Lead article image

Photo via McKay Savage/Flickr (CC BY 2.0)

Watch the remarkably simple process astronauts perform to get their coffee fix

It’s way cooler than getting a mocha frapp at Starbucks.


Jam Kotenko


Posted on Jan 20, 2016   Updated on May 27, 2021, 8:22 am CDT

Most people can’t properly function without getting their dose of caffeine in the morning, but for those who have coffee as part of their daily routine, acquiring a cup of java is fairly easy. You either make one at home using hassle-free gadgets or do a coffee run to the nearest shop before heading to work, right? But how do astronauts get their brew? 

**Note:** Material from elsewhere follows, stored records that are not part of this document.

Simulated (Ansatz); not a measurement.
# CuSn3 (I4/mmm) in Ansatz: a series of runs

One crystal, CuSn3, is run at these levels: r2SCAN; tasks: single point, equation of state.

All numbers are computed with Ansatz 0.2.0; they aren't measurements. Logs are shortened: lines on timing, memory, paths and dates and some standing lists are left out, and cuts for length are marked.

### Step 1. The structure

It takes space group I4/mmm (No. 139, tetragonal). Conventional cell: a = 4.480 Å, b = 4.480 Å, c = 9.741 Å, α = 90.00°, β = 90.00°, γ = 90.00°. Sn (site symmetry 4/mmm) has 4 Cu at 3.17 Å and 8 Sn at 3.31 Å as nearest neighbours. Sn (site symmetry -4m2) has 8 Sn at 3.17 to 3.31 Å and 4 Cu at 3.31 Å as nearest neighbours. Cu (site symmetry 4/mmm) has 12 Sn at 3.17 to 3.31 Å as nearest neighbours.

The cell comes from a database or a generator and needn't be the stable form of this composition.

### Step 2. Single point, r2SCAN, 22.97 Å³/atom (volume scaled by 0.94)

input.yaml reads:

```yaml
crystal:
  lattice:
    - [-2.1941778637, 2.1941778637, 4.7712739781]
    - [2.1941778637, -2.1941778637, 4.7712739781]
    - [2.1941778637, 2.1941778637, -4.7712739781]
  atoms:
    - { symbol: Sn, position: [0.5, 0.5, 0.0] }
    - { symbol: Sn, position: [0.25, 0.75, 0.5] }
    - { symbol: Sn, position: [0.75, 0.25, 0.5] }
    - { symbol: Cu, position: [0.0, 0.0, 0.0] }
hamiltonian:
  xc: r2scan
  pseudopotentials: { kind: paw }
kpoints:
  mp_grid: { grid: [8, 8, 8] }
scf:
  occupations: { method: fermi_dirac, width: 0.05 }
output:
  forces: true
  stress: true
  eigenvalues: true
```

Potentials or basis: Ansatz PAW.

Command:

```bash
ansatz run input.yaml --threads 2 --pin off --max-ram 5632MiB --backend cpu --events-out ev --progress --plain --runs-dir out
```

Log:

You’d think that being stuck in a confined space where anything not nailed to the wall floats around in zero gravity would rule out any procedure that involves getting hot liquid to stay put in a mug, but as it turns out, getting coffee is not entirely impossible when orbiting our planet.

In a short Youtube video, European Space Agency astronaut Tim Peake demonstrates how they prepare a coffee in the International Space Station. First he floats on over to a receptacle where they keep vacuum-packed coffee with cream sachets. He then feeds it into a slot on a wall that injects hot water into the flat sachet, causing it to inflate. Lastly, he inserts a straw into the pack and voila—hot coffee in a bag!

It’s probably not as satisfying as wrapping your cold hands around a steaming mug, but in space, you don’t have a lot of options. Makes you appreciate the simple things, doesn’t it?